Review – “The Mysterious Affair at Styles” by Agatha Christie

The Mysterious Affair at Styles by Agatha Christie was her debut novel and my first by the author.  As I researched about it after reading it, I got to know that it was written as a bet between her and her friends, who challenged her to write a who-dunnit. Needless to say, her friends got it in their face. Since the book is a classic, I wouldn’t review it. Whatever I’ll write, I’ll try to stay as far away from reviewing it, because classics are not meant for that.

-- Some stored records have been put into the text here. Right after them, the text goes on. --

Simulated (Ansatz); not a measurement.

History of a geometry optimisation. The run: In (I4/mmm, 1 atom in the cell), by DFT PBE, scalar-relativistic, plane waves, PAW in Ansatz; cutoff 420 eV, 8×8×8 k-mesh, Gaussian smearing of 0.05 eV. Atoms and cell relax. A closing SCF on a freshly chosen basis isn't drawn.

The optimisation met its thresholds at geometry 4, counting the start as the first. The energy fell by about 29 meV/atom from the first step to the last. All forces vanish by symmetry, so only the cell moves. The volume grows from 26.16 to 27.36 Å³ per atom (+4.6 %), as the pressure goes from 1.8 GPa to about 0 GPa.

Mr. Hastings, the narrator, tells us about the affair at the styles, the death of one Mrs. Emily Inglethorp, wife of Alfred Inglethorp. Her stepson, John Cavendish is his old friend, and therefore, his deep involvement in the affair. It had so happened that Hastings meets John by chance, and the latter invites him to stay at their house. Soon after, Mrs. Inglethrop is found dead, seemingly poisoned as declared by Dr. Bauerstein, the mysterious friend of Mary Cavendish, John’s wife. Though eager to avoid an inquest and publicity, John agrees to let Hercule Poirot, Hasting’s friend, take a look into the matter. You see, Poirot is a retired Belgium detective of the yard. Everyone comes under scrutiny including Lawrence Cavendish, the younger step-son, Cynthia, Emily’s niece whom she was taking care of, and of course, Evelyn Howard, Emily’s closest aid and confidante. With the murderer at large in the house, it is now up to Poirot to catch him and bring the old lady justice.

Who doesn’t like a good old murder mystery, eh? I know I do. Since the starting days of my reading journey, I have been a fan of mystery, especially ones which take on Sherlock Holmes’ style. AC her does style her hero, Hercule Poirot on the hero of ACD novels and I couldn’t be happier. There are differences between the two detectives, yes, some stark and some subtle. Unlike Holmes, Poirot isn’t a sociopath, which thankfully for me, is good. Another like Holmes wouldn’t have been good for my literary fandom and choosing one between them would have been blasphemy. So, Poirot. He is presented as a short egg-headed Belgium detective who keeps throwing his charm. And language around to get to the bottom of the mystery. While he is a level headed experienced man, his wannabe detective friend Hastings is impulsive. It is fun to read their banter and Poirot’s mild insults directed towards him. Much like Holmes and Watson, Poirot and Hastings are a team. Maybe that was the way murder mysteries were written then, a hero and his sidekick, who wasn’t as clever as the hero but had his own benefits. This Poirot, I’d love to watch a series on him, much like my dear Holmes. Who do you think would be suited for the role?
Anyway, back to the book. The story is short, not too short to qualify as a short story, and not too long to be a proper novel. I’d keep it in the novella category. The characters are limited so it’s easy to keep tracks of who said what and did what which is quite essential when reading a murder mystery. The story keeps unfolding chapter by chapter, each revealing a new fact and pointing in a different direction. I kept guessing the murderer till the end, and even then I missed. LOL. The investigation is tedious. Having read and seen a lot of similar mysteries, I did keep a note of all the things that seemed irrelevant at the time it was written but which came back later. In mysteries like these, the author always has the upper hand despite the reader is one of those heads which can equally be eligible for the hero’s role, because the author tends to keep back a lot of stuff which is usually revealed only at the end. So, when guessing the criminal here, the reader may be right, but since the facts aren’t available to them, they wouldn’t be able to explain the reason behind their choice. Not that I guessed it any right 😉
Recommended to all the mystery fans, you wouldn’t be disappointed in delving into the vast world of crime built by the Queen of Crimes herself.